Soul Is Making a Comeback
When technology envelopes all of life, will we remember that we are more than just machines?
Everything seems to suppress soul. We live to catalyze efficient products. Our labour is counted, quantified, and measured. Human resource departments view us as human resources. They measure our performance by mechanical standards, and our salary relies on whether or not we have added value to a corporation. Work commodifies humans as resources; it is why HR departments exist. You are coal to be mined.
Education threatens to collapse under the weight of technical totality. We must adapt by integrating new techniques, new AI-powered tools, and, above all, screens. Small matter that all data show that by such techniques our learning outcomes shrivel. Small matter that students lack the basic humane skills of those from even a decade ago.

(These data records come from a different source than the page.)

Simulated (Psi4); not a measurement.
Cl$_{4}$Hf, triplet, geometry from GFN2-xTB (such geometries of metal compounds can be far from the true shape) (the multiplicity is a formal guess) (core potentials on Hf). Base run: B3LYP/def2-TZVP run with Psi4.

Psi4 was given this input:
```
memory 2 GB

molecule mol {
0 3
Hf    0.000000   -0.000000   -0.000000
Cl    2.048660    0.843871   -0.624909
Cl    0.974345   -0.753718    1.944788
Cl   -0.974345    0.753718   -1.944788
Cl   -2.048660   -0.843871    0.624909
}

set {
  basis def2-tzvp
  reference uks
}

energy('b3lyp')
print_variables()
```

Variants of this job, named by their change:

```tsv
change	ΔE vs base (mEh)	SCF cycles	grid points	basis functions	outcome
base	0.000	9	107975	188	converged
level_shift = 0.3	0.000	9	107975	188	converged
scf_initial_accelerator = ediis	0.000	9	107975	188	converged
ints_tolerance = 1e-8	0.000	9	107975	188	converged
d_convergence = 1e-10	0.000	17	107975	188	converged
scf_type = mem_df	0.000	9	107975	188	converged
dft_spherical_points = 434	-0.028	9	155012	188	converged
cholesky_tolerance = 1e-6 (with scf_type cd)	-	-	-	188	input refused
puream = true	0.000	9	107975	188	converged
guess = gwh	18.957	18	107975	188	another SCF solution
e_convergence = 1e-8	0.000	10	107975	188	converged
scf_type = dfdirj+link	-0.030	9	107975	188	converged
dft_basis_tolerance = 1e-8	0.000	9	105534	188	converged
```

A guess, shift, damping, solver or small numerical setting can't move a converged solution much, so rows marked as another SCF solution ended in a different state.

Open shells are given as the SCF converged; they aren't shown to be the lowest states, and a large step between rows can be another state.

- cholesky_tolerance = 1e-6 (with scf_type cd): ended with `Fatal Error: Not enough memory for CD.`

Machines mash the soul, weakening it, so that our brains might be nimble and acquire much data and information for the sake of employing it for effective ends. Here, effective always means the most profitable one.
An old life is hard to find. Smartphones authenticate our apps. We need apps to bank, to get jobs, to link into our AI-powered tractors, and to partner for contract jobs on the digital marketplace.
Where do we find an old path?
Whose steps can I follow in life?
Can wisdom be wise today?
Should I set aside savings for a home worth three times my annual salary, the mythical home that no longer exists? Should I work at one company and rely on the non-existent pension for my retirement today?
Our world squeezes spirit and manufactures machines. Darkness presses in. Yet light sometimes appears in the strangest of places.
The machine has overplayed its cards. A revolution has begun. New phones no longer have their glimmer. It is all being seen for what it is. Nothing for no end to go nowhere. Granted, we will not emancipate from technology; we should not do so anyway.
But we may awake from a slumber. We might find that all the productivity our human nature can muster still fails to make the soul soar. Happiness is not the same as excess.
Soul is making a comeback. I see it among students and peers, though not yet among the elderly. One wonders at the data. Will the old become more machine-like than the young?
In saying all of this, I still only mean a minority. Most still march along the technological track. Few, but still some few, have begun the revolution. They find each other online (ironic!), but they head to retreats together, write letters together, and celebrate tech-free evenings. They exist. I know them. I am them.
They tend to be young. They tend to be conscientious. They grew up with it all, and they reject its all-totalizing eye.
And maybe this vanguard can awaken its people from a false consciousness to see with eyes unclouded by the cloud.
Oh, so you did not like the term false consciousness? Well, Marcuse was right. But you can call it mass hysteria because it sounds very scientific! It is all machine-speak to me. I can measure it. It has mass. And hysteria—that sounds like a real scientific condition.
Or maybe we can let Marcuse have his day, since he was right on almost nothing else!
Besides, science and magic. They are one. Our words turn concepts into truths because they can be counted, measured, and quantified. If it has scientific measurement attached to it, we believe it.
But when did you measure out a soul upon a table? When did you extend spirit over space? How often have you counted mind?
Mary Midgley was right about us. We replaced magic with science, and we fear words because they lack pRoGrEsS. We must go forward, grow, and get to the stars. Build the tower on the starpath to the heavens. We will get there! And find our god staring in the mirror at us.
I will stay here below for now.
For within, I can see boundless countries. Mind can travel places my senses alone cannot take me.
Has not God made us to find rest from our restless labours, so that we might know we have limits? Not limits to burden us, but for freedom. For freedom, we are set free.
The old paths still stand. We must mow away the overgrown grass. But the path can hold us. We can hold it. Because I suspect—no, believe—that the more the machine and its technique envelop us, the more we will notice our lack of spiritual sight. And the more our souls will yearn for something more than this restless life.
And then, soul will make its comeback
I hope.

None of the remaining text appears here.